Danedri Thompson
Members of the USD 231 board of education approved a 2015-2016 $266 million budget during a brief Aug. 10 meeting. Though the budget is approximately $12 million more than last year’s budget, the tax rate will likely decrease slightly.
The county appraiser’s office actually determines the exact rate when final property assessments are completed. The rate is based on the district’s budget. Officials estimate the adopted budget will result in a 68.9 mill levy rate, about 1 mill lower than last year’s tax rate of 69.711.
Under the adopted budget, the owner of a $170,000 home in the Gardner Edgerton School District will pay approximately $1,347 in school taxes next year, a savings of about $16 from the year before.
Though average property values increased slightly in USD 231 last year, Jeremy McFadden, school finance director, said that increase doesn’t account for the majority of the extra monies for the district’s budget. Approximately $10.5 million of the extra $12 million is simply a change in the way the district budget’s accounting. The state is requiring a change to the way local option budget (LOB) equalization aid and KPERs or public pensions are reported in the school’s budget.
“Those two forms of revenue are not new,” McFadden said.
However, beginning this year, the state is mandating that the school districts receive those dollars into the general fund, which looks like additional money. Prior to 2015, the money did not pass through the general fund.
“When you transfer money out of a fund that shows as an expenditure,” McFadden explained. “Roughly $10.5 million is existing revenues that are being accounted for differently. The other $1.5 million is the LOB increase voters approved by the voters and extraordinary growth funds. Those are new revenues.”
Voters gave the school board the authority to raise additional funds through local taxation via a mail election last spring. The additional budget authority coupled with an improvement in the district’s bond rating from Standard & Poors means more money will go into classrooms this year.
McFadden said thanks to the improved bond rating, the district will be able to spend less on bond and interest next year, lowering the tax rate that is needed to fund debt. The tax rate that is used for classroom spending including salaries and supplies has increased, but that rate is offset by the decrease in bond and interest.

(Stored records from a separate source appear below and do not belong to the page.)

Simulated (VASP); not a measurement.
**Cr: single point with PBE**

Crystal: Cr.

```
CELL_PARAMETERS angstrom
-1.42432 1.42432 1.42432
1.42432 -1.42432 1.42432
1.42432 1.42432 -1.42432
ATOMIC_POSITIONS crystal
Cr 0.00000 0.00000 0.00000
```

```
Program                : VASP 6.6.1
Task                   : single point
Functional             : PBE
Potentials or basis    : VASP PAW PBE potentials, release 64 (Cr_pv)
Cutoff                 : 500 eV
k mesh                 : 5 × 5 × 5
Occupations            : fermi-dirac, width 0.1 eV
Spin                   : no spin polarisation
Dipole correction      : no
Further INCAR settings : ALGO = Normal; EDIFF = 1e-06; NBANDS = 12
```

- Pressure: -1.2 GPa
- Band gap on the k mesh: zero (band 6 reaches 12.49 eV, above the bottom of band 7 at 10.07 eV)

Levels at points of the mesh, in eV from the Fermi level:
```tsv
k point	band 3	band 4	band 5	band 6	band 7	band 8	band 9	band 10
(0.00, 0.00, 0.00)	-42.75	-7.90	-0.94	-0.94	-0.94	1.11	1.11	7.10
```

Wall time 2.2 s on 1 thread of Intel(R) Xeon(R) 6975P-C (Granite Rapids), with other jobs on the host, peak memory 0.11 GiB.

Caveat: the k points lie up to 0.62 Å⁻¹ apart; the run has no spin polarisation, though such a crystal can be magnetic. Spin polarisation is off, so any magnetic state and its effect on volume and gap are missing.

McFadden said the budget board members approved is somewhat padded. Once a budget is approved for the year, district officials cannot spend more, but they can always spend less.
The budget, McFadden said, is simply seeking the authority to spend that much if necessary.
“Just to be safe, we make sure we have plenty in the budget in terms of spending authority, but our intent isn’t to spend all of it,” McFadden said. “We also remind people that any expenditures over $20,000 need to be board approved.”